In article ,
Don W wrote:

Alan Baker wrote:

Don W wrote:

Can someone explain to me why 300HP applied to a large rotor
at ~700 RPM is enough to lift a 2000lb helicopter straight up,
but the same 300HP applied to a smaller diameter propellor
at ~2600 RPM can not even come close to allowing a 2000 LB
airplane to climb vertically?
Don W.

snip


So if you go from rotor moving x mass per second at y speed to a
propellor moving x/2 mass per second at 2y speed, then your power goes
down by half from the change in mass, but *up* by four from the change
in speed. IOW, move half the mass to achieve the same force and you need
to use twice the power.

Does that help?


Yes Alan, it does. I had just not thought of it that way. Now that
you point it out, it makes perfect sense. This is what I think you
said:

force = d (mv)/dt =
force = d (m)/dt * d(v)/dt = force = d(m)/dt * (v1-v0)
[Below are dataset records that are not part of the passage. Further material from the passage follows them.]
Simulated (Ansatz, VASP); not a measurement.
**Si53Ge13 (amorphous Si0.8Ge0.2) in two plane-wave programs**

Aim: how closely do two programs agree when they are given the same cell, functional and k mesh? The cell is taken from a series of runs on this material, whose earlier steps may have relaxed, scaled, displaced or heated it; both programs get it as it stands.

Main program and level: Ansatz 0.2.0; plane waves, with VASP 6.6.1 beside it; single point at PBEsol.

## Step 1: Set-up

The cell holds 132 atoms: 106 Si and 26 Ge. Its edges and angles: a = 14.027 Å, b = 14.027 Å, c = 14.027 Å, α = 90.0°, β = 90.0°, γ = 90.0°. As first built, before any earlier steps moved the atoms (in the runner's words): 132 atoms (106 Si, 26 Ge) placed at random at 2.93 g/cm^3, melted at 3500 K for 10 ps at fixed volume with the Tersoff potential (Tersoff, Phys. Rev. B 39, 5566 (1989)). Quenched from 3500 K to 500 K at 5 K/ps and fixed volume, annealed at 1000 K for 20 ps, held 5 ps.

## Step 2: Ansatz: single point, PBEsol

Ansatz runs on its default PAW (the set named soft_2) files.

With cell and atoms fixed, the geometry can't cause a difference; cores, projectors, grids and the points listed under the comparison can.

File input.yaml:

In English: force is equal to mass flow rate times the difference
in velocity before and after the propellor.

Ek= 1/2 (mv^2) -and-
Power = d(Ek)/dt = Power = d(m)/dt * (v1-v0)^2

In English: Power is the rate of change of the kinetic energy of
the airflow which is equal to the mass airflow times the square
of the difference in velocity before and after the propellor.

Is that correct? If so, it says that for fuel efficiency you
want as big a prop as you can fit turning slow. That also makes
sense because the parasitic drag on the prop goes up as the
square of the blade velocity as well.

big grin

I think something fundamental just just clicked.

Don W.

Looks correct to me, Don. Glad to have helped.

--
Alan Baker
Vancouver, British Columbia
"If you raise the ceiling 4 feet, move the fireplace from that wall
to that wall, you'll still only get the full stereophonic effect
if you sit in the bottom of that cupboard."